This tension in algorithm development between short-term shareholder value and long-term public interest is hardly limited to social media platforms. Mathematician Cathy O’Neil, who was tasked with developing algorithms for financial sector companies, described how she became aware of the impact of her work: “The figures in my models at the hedge fund stood for something. They were people’s retirement funds and mortgages. In retrospect, this seems blindingly obvious. And of course I knew it all along but I hadn’t truly appreciated the nature of the nickels, dimes and quarters that we pried loose with our mathematical tools.”²⁰
Platform leaders are in denial about the extent of the problem. When they come under criticism, they tend to highlight social media’s positive contributions. As late as November 2016, Mark Zuckerberg denounced the suggestion that fake news on Facebook had an impact on the U.S. presidential election as a “crazy idea,” although he later said he regretted the statement.²¹
The algorithms at the heart of social media’s pathologies have received alarmingly little media attention. That needs to change. We need to fundamentally rethink our views on social media platforms.

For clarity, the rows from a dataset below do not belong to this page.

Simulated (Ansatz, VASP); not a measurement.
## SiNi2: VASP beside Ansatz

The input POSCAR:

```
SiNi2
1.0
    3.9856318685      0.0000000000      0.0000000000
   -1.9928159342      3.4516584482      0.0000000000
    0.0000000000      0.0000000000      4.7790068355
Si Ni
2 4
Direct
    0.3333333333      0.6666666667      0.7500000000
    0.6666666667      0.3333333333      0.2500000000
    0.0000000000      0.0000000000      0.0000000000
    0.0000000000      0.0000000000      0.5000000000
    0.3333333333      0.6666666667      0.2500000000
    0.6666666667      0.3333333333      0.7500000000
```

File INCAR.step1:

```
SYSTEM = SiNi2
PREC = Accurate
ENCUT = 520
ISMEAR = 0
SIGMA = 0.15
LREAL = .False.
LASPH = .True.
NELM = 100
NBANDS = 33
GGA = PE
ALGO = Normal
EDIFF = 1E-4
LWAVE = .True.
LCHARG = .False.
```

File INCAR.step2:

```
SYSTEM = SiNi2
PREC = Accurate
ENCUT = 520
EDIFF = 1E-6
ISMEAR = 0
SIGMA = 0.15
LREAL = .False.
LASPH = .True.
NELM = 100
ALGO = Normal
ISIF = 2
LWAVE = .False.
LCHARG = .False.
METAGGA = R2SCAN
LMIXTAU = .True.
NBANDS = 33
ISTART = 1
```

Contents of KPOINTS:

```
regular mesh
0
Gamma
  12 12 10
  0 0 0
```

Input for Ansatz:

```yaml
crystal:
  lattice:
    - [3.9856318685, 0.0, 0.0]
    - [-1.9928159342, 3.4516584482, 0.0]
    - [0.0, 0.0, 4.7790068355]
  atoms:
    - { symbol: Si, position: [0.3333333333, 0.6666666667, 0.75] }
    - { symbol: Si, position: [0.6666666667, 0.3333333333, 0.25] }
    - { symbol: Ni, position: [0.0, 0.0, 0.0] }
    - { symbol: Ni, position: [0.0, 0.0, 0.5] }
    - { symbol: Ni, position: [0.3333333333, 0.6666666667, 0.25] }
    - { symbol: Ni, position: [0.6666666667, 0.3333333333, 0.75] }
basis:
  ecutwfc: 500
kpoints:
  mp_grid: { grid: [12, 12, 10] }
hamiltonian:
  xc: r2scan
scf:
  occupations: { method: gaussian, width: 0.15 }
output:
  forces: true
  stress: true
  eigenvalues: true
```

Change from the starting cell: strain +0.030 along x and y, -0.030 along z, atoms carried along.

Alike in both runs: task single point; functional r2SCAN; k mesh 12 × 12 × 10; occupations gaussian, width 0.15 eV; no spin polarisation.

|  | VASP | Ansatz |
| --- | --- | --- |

Transparency: A Strategic Framework for Countering Mobocracy
“Sunlight is said to be the best of disinfectants; electric light the most efficient policeman.” ~ Former U.S. Supreme Court Justice Louis D. Brandeis²²
Platforms should no longer use engagement-driven algorithms to maximize revenues at the expense of social well-being. To get accountability, we need far more transparency of the outputs produced by these algorithms. Because algorithms seek to give each user a hyper-personalized experience, presenting individuals with whatever content they are most likely to engage with, we have little idea what other users are consuming. Because we don’t know users’ collective experience and the information that sites are circulating, we can’t hold accountable those who spread fake news and misinformation until it’s too late. The extent to which platforms reward polarization and sensationalism also is invisible to users.
Transparency can deter bad actors from manipulating the system. Moreover, if scholars, journalists, and other interested parties have access to output data, they can help understand the scope and nature of the problem. The data would be a means of holding social media platforms accountable for their impact on society.
The data that social media companies currently share with researchers and other interested parties is insufficient for two reasons. First, platforms have complete discretion about the data they share. Platforms are under no obligation to share data and are not generally interested in collaborations that would result in criticism. During the 2016 U.S. presidential election, Facebook initially refused to release political campaign data citing trade secrets. It was only after mounting public and media pressure that they announced plans to release the data.²³
Second, the data that platforms do share with researchers is inadequate. Consider, for example, content that is reported by users for breaching a platform’s terms of service and is subsequently removed by the platform. Platforms currently do not disclose information connected to deleted content. It’s impossible to know which information has been deleted, why it was deleted, who posted it, and the time and reach it had before being deleted. Platforms don’t like to share this information because of the potential public embarrassment it could cause.
Towards A Solution: Public Interest APIs
Recent steps by Twitter²⁴ and Facebook²⁵ to improve transparency is a move in the right direction, but do not go far enough.
We believe that all platforms using algorithms to distribute content should develop a standardized public interest API (a standard interface for sharing and accessing data) that provides a detailed overview of the information distributed on their networks, while respecting concerns for user privacy, trade secrets, and intellectual property. Social media companies already use aggregate data as a means to alter their own algorithms, introduce new product features, and define the company’s strategy.
There are three categories of data that need to be shared:
Public Posts. Malignant actors spread misinformation and manipulate users on the assumption that they can engage large audiences without being held accountable. To counter this, platforms should make data available for all public posts, whether created by an individual user, group, or page. This data need to include reach and engagement figures and provide a demographic breakdown of the audience.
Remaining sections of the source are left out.